MTA chairman Janno Lieber met with students after their tour and asked them to consider jobs in transit. (Evan Simko-Bednarski)
Evan Simko-Bednarski
MTA chairman Janno Lieber met with students after their tour and asked them to consider jobs in transit. (Evan Simko-Bednarski)

“We’re going down to the Track 100 shops,” Brian Phillips, the railroad’s deputy director for track repair, told the students as they stood under the painted constellations of the terminal’s main concourse.

The rooms along Track 100, Phillips explained, housed many of the workshops that keep Grand Central humming: locksmiths, machinists, metal shops, HVAC — “basically all your trades you need to keep this beautiful place functioning.”

After a brief safety briefing, the students split into smaller groups.

HVAC hopefuls headed to the sheet-metal shop where duct-work is made, while the electrically-minded headed down beneath the terminal to the service plant, where water and high pressure steam are sent around the building.

“The electrical field — if you love this craft, it will take care of you,” said Severin Smith, Grand Central’s superintendent of electrical and mechanical maintenance, speaking over the din of water pumps and other machinery. “Don’t worry about the money, learn the craft.”

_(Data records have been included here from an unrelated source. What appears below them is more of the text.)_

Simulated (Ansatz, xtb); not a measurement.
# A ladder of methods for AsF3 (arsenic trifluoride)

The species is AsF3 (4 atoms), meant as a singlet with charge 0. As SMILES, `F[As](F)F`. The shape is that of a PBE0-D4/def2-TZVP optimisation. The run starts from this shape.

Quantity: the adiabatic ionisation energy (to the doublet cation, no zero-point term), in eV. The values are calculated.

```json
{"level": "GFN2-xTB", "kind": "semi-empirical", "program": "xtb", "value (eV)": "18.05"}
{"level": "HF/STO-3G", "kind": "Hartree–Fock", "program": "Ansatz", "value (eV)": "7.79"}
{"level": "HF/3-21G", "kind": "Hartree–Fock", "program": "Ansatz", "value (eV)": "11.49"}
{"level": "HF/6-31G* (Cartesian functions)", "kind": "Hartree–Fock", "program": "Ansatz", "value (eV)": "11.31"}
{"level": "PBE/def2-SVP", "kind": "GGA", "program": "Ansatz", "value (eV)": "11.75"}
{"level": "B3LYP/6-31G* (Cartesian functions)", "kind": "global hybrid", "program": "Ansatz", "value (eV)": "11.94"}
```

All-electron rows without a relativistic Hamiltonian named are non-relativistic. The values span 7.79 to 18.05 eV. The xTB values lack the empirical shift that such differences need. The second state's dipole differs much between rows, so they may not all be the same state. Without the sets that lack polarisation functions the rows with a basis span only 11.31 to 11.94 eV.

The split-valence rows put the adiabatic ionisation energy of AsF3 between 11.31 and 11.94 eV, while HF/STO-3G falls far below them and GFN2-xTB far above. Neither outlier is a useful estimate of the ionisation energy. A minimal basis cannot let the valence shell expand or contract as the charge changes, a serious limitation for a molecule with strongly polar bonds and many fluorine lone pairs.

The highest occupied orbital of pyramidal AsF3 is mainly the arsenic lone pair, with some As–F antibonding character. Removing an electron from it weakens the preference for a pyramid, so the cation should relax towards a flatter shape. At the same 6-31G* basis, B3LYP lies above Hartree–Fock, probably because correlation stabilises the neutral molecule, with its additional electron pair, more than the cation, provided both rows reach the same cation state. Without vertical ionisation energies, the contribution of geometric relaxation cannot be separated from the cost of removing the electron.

“What would you like to do?” Smith asked the students

Severin Smith, Grand Central's superintendent for electrical and mechanical maintenance, spoke to students considering the electrical trades.(Evan Simko-Bednarski)
Evan Simko-Bednarski
Severin Smith, Grand Central’s superintendent for electrical and mechanical maintenance, spoke to students considering the electrical trades. (Evan Simko-Bednarski)

“Signals,” said one student.

“You’ll work with Metro North!” Smith replied. “We need guys like you. Please, work with us.”

“Elevator repair,” said 17-year-old Daniel Santiago.

“You’re going to make a ton of money,” Smith told Santiago with a smile. “But it’s hard work. It’s not easy.”

Santiago said the challenge of working on a powerful machine tasked with moving people safely appealed to him. “And you wont run out of places where you have an elevator or an escalator,” he said.

As the students climbed out of the pump room and back up towards the tracks, Boatswain, the instructor, recognized an old student, currently employed in Grand Central’s machine shop. The two men embraced.

Back under the fiber-optic stars dotting the ceiling of the station’s main concourse, MTA chairman Janno Lieber spoke with the students.

Calling the century-old terminal “the capital of mass transit in the United States,” he asked them to consider “serving [their] neighbors” by coming to work for the MTA.

“We all know New York kids are curious about the system,” Lieber said. “The natural reservoir of talent for us is kids who grew up in New York and know our system. It means something to them.”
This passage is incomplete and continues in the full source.